Exhibit 2.5
LICENSE AGREEMENT
THIS LICENSE AGREEMENT (the
“Agreement”) is made and entered into as of
August 5, 2005 (“Effective Date”) by and among
DPAC Technologies Corp., a California corporation
(“DPAC”), Development Capital Ventures LP, a Delaware
limited partnership (“DCV”) and QuaTech, Inc., an
Ohio corporation (“QuaTech”).
BACKGROUND
WHEREAS, DPAC is a technology
company that provides embedded wireless networking and connectivity
products for machine-to-machine communication
applications;
WHEREAS, QuaTech is an industry
performance leader in device networking and connectivity
solutions;
WHEREAS, DCV is a significant
shareholder of QuaTech;
WHEREAS, DCV desires to
simultaneously herewith and in partial consideration of the
execution and delivery of this Agreement, receive a convertible
note issued by DPAC (the “Note”), and DCV shall loan
DPAC Five Hundred Thousand ($500,000) pursuant to the terms of the
Note;
WHEREAS, DPAC owns certain
technology and know-how relating to embedded wireless networking
and connectivity products;
WHEREAS, DPAC and QuaTech are
parties to that certain Agreement and Plan of Reorganization
whereby DPAC would acquire QuaTech by merger, with the shareholders
of QuaTech, including DCV, obtaining a controlling interest in DPAC
(the “Merger Agreement”);
WHEREAS, DPAC and QuaTech desire to
amend the Merger Agreement and simultaneously herewith and in
partial consideration of the execution and delivery of this
Agreement, are entering into that certain First Amendment to the
Agreement and Plan of Reorganization of even date herewith (the
“Amendment”);
WHEREAS, in connection with and in
furtherance of the Amendment, DPAC desires to grant to DCV an
exclusive, worldwide, perpetual sublicenseable right and license to
manufacture, have manufactured, develop, market and sell the
Products and the Technology; and
WHEREAS, DCV desires to sublicense
its rights hereunder to QuaTech.
NOW, THEREFORE, pursuant to the
mutual covenants set forth herein, and for other good and valuable
consideration, the receipt and sufficiency of which are hereby
acknowledged, the parties agree as follows:
1.
DEFINITIONS.
The following terms when used herein
shall have the following meanings:
1.1
“Intellectual Property
Rights” means any and all patents, patent applications,
patent registrations, business processes, data rights, copyrights,
trade names, trademarks, trade secrets, or any other intellectual
property right, whether registered or unregistered, arising or
enforceable under U.S. law
or the law of any other jurisdiction or
international treaty regime related to the Technology and the
Products.
1.2
“Know-how” means any and
all confidential and proprietary information that is owned or
controlled by DPAC as of the Effective Date and during the term of
this Agreement, that is necessary or useful for the development,
manufacture, use, sale, or offer for sale of the Products and the
Technology, including, but not limited to, trade secrets, know-how,
techniques, methods, test data and results and designs.
1.3
“Products” means the
products set forth on Exhibit A attached
hereto.
1.4
“Technology” means all
technology related to the Products including but not limited to:
(i) Know-how; (ii) manufacturing processes and drawings;
and (iii) software in both source code and object code.

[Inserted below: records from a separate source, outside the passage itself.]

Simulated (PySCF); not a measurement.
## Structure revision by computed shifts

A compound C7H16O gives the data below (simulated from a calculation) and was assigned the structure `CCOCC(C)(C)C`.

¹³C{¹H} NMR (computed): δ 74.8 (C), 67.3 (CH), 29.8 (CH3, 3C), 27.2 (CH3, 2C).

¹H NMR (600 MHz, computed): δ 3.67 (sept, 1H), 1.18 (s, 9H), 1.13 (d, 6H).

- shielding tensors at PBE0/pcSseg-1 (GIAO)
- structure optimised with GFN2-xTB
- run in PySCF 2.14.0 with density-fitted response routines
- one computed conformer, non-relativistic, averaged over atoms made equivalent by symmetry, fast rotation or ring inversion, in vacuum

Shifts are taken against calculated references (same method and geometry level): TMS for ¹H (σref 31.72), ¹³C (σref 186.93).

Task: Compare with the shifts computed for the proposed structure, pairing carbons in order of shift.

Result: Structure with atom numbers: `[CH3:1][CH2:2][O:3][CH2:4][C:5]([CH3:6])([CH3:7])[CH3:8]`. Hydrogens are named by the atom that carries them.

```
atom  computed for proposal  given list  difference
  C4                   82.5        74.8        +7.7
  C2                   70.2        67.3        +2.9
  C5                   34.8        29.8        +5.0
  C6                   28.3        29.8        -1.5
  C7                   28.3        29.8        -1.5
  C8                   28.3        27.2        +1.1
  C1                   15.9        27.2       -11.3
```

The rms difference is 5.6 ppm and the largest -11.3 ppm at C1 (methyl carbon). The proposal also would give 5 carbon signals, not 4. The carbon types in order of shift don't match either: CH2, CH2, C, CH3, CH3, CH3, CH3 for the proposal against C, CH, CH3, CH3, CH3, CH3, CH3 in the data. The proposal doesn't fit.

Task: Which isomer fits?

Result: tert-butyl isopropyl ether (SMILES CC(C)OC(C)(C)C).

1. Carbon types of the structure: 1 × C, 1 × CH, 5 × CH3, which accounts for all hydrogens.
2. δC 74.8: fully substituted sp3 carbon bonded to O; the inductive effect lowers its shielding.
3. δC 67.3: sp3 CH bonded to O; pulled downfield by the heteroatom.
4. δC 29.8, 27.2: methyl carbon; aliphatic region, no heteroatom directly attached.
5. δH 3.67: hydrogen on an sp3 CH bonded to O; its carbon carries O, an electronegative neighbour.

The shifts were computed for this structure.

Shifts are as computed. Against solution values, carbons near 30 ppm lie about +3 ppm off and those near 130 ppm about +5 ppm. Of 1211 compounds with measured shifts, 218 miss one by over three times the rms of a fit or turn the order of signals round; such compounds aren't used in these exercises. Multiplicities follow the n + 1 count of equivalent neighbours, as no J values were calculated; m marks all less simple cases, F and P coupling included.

Technology shall also include: (i) all Intellectual Property
Rights related to the Technology; and (ii) all upgrades,
modifications, enhancements and improvements to the Technology made
by or for DPAC after the execution of this Agreement.
2.
CONVERTIBLE NOTE
. Simultaneously herewith and
in partial consideration of the execution and delivery of this
Agreement, DPAC has issued DCV the Note pursuant to the terms
contained therein.
3.
AMENDMENT OF MERGER
AGREEMENT. Simultaneously herewith and in partial
consideration of the execution and delivery of this Agreement, DPAC
and QuaTech have entered into the Amendment on terms contained
therein.
4.
LICENSE.
4.1
DPAC hereby grants to DCV, effective
upon the amendment of the Merger Agreement and the execution of the
Note, an exclusive, sublicensable, worldwide, perpetual right and
license to the Technology, including the trade names DPAC
Technologies, Airborne and AirborneDirect, to develop, make, have
made, offer for sale, sell and create derivative works of the
Products and the Technology. DPAC shall provide DCV with all
upgrades, modifications, enhancements and improvements to the
Technology upon creation of such upgrades, modifications,
enhancements and improvements. If the exclusive license
granted herein is not approved by the shareholders of DPAC, such
exclusive license shall convert to a non-exclusive license, but
shall continue to be subject to the terms of this Agreement.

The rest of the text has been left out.